# Peacock eels



## cah925 (Jun 23, 2007)

I'm in the process of rescaping a large tank and I have once again returned to the thought of getting a peacock eel. After much research, I feel fairly confident that I can take care of these fish. The only question I have is about substrate. I currently have several buckets of Flourite laying around unused, but I'm concerned this may be too sharp for the eel. Most of my reading has pointed me towards a sandy substrate, but I'm not sure what kind of sand. Is pool filter sand acceptable? Given enough hiding areas with rock, wood, PVC and plant mass, could I use Flourite?


----------



## Karebear (Oct 6, 2008)

Hi cah925

I would stay away from flourite, any sharp edges will hurt the eels. Any fine/medium grain sand should work. Just remember that they hide most of the time. I hope this helps


----------



## TAB (Feb 7, 2009)

they are also jumpers. so you really need a lid/ netting/ something. I had one for about 6 years before he jumped out  he was a great fish.


----------



## fishaquatics (Aug 2, 2009)

I have a peacock eel and so far it did not eat any of my small fish. I have to say one of its favorite meals are small earth worms. It is amazing to watch him fight it in the water. If you are going to give your peacock eel a worm, make sure its ont to big.


----------



## cah925 (Jun 23, 2007)

Well, I just did a major overhaul of a larger tank of mine and I have plenty of Aquasoil for the 75 gal tank. Would this be a suitable substrate for the eels or should I stick with sand? I figure since it's more soil based, it should be softer for the eels. Any thoughts?


----------



## mountaindew (Jul 22, 2007)

cah925 said:


> Well, I just did a major overhaul of a larger tank of mine and I have plenty of Aquasoil for the 75 gal tank. Would this be a suitable substrate for the eels or should I stick with sand? I figure since it's more soil based, it should be softer for the eels. Any thoughts?

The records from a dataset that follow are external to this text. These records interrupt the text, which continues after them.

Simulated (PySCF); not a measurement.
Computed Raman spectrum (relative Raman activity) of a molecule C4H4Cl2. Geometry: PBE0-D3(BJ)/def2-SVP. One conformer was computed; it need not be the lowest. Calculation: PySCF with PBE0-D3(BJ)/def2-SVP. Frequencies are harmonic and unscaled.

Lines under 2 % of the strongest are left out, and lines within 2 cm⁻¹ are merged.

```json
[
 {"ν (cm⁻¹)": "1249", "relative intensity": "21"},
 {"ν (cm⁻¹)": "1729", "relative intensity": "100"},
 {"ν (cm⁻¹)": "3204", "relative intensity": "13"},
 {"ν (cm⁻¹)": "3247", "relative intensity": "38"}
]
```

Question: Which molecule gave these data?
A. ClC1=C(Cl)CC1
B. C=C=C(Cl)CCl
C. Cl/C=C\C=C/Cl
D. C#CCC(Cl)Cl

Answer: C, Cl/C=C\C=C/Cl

I have 3 peacock eels and 1 tire track eel in a fully planted jungle tank with flourite substrate. " 2 large ones are 8+ years old, 2 smaller ones are 4+ years old" They don't dig into gravel much when the tank is fully planted. They must be one of the toughest fish I have ever owned. When trimming large amounts of stem plants I always need to check the trimmings in the bucket before throwing out! They hide very well and have made it to the backyard many times in the trimmings.  I keep around 20 platys in the tank breeding all the time and that supplies food for the 2 biggest eels that are about 8" long. Again they do like to hide, and at times I don't see the large ones for months at a time. Many times I thought they had died, but to my surprise "not often" they all come out at night and chase each other around and or I would find one of the large ones in the bucket of trimmings just before throwing them away. The 2 smaller ones eat with the other fish and are out every morning waiting for food.  IMHO very cool fish to observe in a planted display, and imho most any substrate would be fine.

hth
MD


----------



## mountaindew (Jul 22, 2007)

Looked around and found some pics from a year or so ago.








Not very easy to take pics of 
md


----------



## cah925 (Jun 23, 2007)

That's a cool pic, and thanks for the info.


----------